I’m the waste management vigilante at work.
It’s not uncommon for me to take a picture of improper items in the garbage, post the pictures on our internal messaging system, demand to know who the culprit is, and sign off with some message along the lines of I’M WATCHING YOU. I’ll take a compostable coffee cup out of the garbage, put a post-it note on it to the likely suspect and leave it on their desk. I designed and ran a 15-minute game at an all-staff meeting called “Whose Bin Is It Anyway?” in which I showed the participants an item and they used their buzzers to chime in what bin they thought it belonged in.
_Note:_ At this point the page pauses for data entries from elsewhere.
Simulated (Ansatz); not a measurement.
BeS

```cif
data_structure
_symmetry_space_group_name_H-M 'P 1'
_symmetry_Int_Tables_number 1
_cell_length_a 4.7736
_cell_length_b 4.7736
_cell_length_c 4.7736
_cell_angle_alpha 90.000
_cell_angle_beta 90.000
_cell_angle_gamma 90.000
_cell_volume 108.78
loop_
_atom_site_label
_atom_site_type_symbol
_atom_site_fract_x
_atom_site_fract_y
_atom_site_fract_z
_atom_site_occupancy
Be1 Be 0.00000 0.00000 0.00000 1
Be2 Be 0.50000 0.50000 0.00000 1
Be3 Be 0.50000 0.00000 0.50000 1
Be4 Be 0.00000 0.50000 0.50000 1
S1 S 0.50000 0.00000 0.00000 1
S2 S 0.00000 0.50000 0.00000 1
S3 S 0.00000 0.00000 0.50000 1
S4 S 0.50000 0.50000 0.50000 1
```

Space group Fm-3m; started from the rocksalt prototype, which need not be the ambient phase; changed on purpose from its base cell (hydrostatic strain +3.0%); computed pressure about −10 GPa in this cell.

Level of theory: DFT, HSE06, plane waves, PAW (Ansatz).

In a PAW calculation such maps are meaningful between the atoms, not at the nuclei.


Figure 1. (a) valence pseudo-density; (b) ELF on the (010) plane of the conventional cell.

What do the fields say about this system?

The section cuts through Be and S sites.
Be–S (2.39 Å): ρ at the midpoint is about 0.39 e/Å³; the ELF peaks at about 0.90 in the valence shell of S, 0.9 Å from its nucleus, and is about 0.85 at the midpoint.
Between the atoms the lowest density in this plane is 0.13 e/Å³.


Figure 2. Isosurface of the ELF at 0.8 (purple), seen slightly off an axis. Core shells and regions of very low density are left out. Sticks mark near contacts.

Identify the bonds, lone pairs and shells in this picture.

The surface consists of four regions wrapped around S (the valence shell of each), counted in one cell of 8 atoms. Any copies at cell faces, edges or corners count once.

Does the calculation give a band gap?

So I was particularly distressed, after a recent CCI conference, to read this participant feedback: “I feel concerned about how much trash waste we produced in these two days. Feels wrong to be working the way we do and ignore basic reducing use.”
I feel you. How can we do the work we do, working to ensure quality care for all, and not be just as tuned into something as basic as waste management? What’s stopping us? Sometimes it’s resources, sometimes it’s education, but a lot of times the issue is just not putting the pieces together.
This is cross-sector collaboration in its most basic form. The issues CCI and our comrades in the non-profit world are working to solve are complex. Improving health for all isn’t the work of a single organization, like CCI, and ensuring responsible waste management isn’t just the work of environmental advocates. None of these problems can be solved individually or in siloed sectors. It requires us to band together, think bigger, and get creative.
I wasn’t born the Compost Queen. In fact, no one is. I’m from New York, so our recycling program is not as robust and awe-inspiring as my current California paradise, but my dad’s fervor made up for any holes in the system. In fact, my dad’s favorite child is his compost. Me and my sister follow in a distant second and third place, respectively. We had a three-stage compost routine — the reused plastic sherbet container thick with compost slime that lived in our sink, until that got full and we dumped it in the larger plastic bucket that lived right outside the door, that eventually got deposited in my dad’s precious pile in the back of the yard. We got regular lectures about proper sorting of recycled goods and nothing irked my dad more than a No. 2 plastic container spotted in the garbage.
I rolled my eyes. I endured the lectures. I thought, man, is this guy overboard or what? Well, turns out that stuff rubs off. Proper waste management is my obsession, especially when it comes to bossing other people around. I don’t consider myself an environmental activist or waste management expert, I just know it hurts my soul when I see a banana peel in the garbage.
Health care has taught us that small differences every day can create a big change. I didn’t expect to go from my dad’s slimy sherbet container to refereeing a staff meeting game about whether or not you can recycle single-serve creamers (you can’t).
So we start with baby steps. We need to figure out what we can and should be doing to support environmental responsibility. We can try educating people at the beginning of a conference about which bin is which. We can make the contentious, but necessary, decision not to buy a Keurig machine for our office. We can help create a culture at work that’s curious and dedicated to trying their best at getting the right bin. We can choose to spend more money on compostable silverware or reusable cups. We can support companies and venues that promote sustainable practices. And finally, we can keep each other accountable and remember that no small act is insignificant in working towards a more sustainable system for all.